Valentina Stackl, Oil Change International, valentina@priceofoil.org
Bronwen Tucker, Oil Change International, bronwen@priceofoil.org

Paris Summit at risk of letting fossil fuel companies & Global North leaders off the hook for climate and inequality

PARIS, France

The June 22-23 “Summit for a New Global Financial Pact” is being billed as the first step in a two-year roadmap to overhaul our global financial architecture, and is a crucial opportunity for world leaders to confront the climate crisis and global inequality.

Earlier this week a coalition of 150+ economists and policy experts including Yanis Varoufakis, Jason Hickel, Olúfémi O. Táíwò, Nader Habibi, and Isabelle Ferreras sent a letter to Global North leaders, calling on them to pay their fair share for a just energy transition with trillions in public reparations and to allow democratic and people-centred reforms to the global financial system they have a disproportionate control over.

As a first step, the economists propose redirecting funds from three parts of our economies that are driving climate change and inequality. Combined, a tax on extreme wealth, canceling public external debts in low income countries, and ending fossil fuel handouts would raise over $3 trillion annually to tackle these crises.

Civil society observers have noted that without path-breaking proposals and a democratic process, there is a risk that the Summit will reinforce the existing inequalities of the global financial architecture by allowing Global North countries and private banks and corporations to set the terms of debate.

Oil Change International experts and letter signatories provided the following statements:

Bronwen Tucker, Global Public Finance co-lead at Oil Change International: “World leaders need to hear loud and clear that any global financial architecture ‘reform’ that still allows public finance for fossil fuels is unacceptable. They must use the Paris Summit to keep their promises to end all international and domestic handouts for fossil fuels, and to make polluters pay their fair share of climate damages. There is no room – or credibility – for further “we can’t pay for it” excuses.”

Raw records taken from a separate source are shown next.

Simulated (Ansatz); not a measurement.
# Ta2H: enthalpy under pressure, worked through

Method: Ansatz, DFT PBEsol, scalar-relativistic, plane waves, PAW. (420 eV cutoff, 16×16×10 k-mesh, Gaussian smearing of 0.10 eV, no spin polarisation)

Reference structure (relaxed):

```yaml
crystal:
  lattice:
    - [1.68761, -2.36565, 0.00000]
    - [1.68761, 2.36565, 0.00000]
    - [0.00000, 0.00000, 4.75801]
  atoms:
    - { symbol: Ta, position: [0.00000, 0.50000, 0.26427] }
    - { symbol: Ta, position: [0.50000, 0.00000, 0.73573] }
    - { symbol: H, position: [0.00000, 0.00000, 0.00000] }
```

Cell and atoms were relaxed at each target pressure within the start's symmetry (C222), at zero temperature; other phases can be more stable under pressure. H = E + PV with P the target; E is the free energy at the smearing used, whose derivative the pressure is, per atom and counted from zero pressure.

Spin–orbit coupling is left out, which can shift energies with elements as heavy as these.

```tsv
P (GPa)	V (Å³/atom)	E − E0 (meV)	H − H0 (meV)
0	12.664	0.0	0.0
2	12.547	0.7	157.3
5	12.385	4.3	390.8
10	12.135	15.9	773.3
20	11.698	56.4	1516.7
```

Jason Hickel, Professor, ICTA-UAB: “Stopping climate breakdown is not rocket science. Governments need to stop subsidizing fossil fuel companies; international banks need to cancel the external debts of global South countries; and we need to tax extreme wealth. These steps would liberate trillions of dollars for public investment to achieve democratically ratified social and ecological objectives. Recent research shows that millionaires alone are on track to burn 72% of the remaining carbon budget for 1.5 degrees. This is an egregious assault on humanity and the living world, and none of us should tolerate it. We need to understand that it is dangerous to continue supporting an over-consuming elite in the middle of a climate emergency.”

Jwala Rambarran, Caribbean Policy Development Centre (CPDC): “While the Paris Summit signals a welcome willingness of the Global North to collaborate and cooperate with the Global South on international economic issues, we caution that lofty rhetoric and good intentions will not be enough to create a truly inclusive, resilient and sustainable global financial system fit for purpose in the twenty-first century. For that, we are of the firm belief that deep, systemic reform is needed, not tinkering on the edges of markets and multilateral institutions, as has been the usual practice.”

Alex Lenferna, Nelson Mandela University, Climate Justice Coalition: “Countries in the Global South are drowning in debt, which is driving austerity and undermining our ability to respond to the climate crisis. Climate finance cannot be in the form of more loans, deepening debt, and devastating austerity for the Global South. We need much more public money to drive a truly just transition. The Global North must pay their climate debt, and not use climate finance as a wolf in sheep’s clothing that advances their interests through green structural adjustment.”

Nezir Sinani, Recourse: “Defunding fossils, debt cancellation, and taxing the rich alone would raise at least $3 trillion a year. But a handful of wealthy governments hold most of the levers to make this happen. The Paris Summit won’t work unless they come ready to pull them, and to hand over the controls to build a democratic and transformative financial system fit for the crises we face.”

Sohanur Rahman, Executive Coordinator, YouthNet for Climate Justice. Youth Delegate to Paris Summit from Bangladesh: “More people than ever are struggling to afford basic needs and climate disasters intensify. In the face of this, people power has pushed climate reparations firmly onto the international political agenda. But the Paris Summit being held is not enough — we need rich nations to put real public money and financial system transformation on the table.”

Notes:

  • Letter: 150+ economists and policy experts calls on Global North leaders to put real global financial system transformation on the Paris Summit agenda
  • Briefing from Big Shift Global coalition, “MDBs Can’t Help Fix The Climate Crisis If They Still Fund The Cause.”
  • Recent research by Oil Change International shows that while many countries are living up to their Glasgow commitment to end international public finance for fossil fuels, a small number of countries, including Germany, United States, and Italy are lagging behind.
  • Research paper: The existing oil and gas fields and coal mines globally already contain more fossil fuels than the world can extract and burn under the Paris Agreement.

Oil Change International is a research, communications, and advocacy organization focused on exposing the true costs of fossil fuels and facilitating the ongoing transition to clean energy.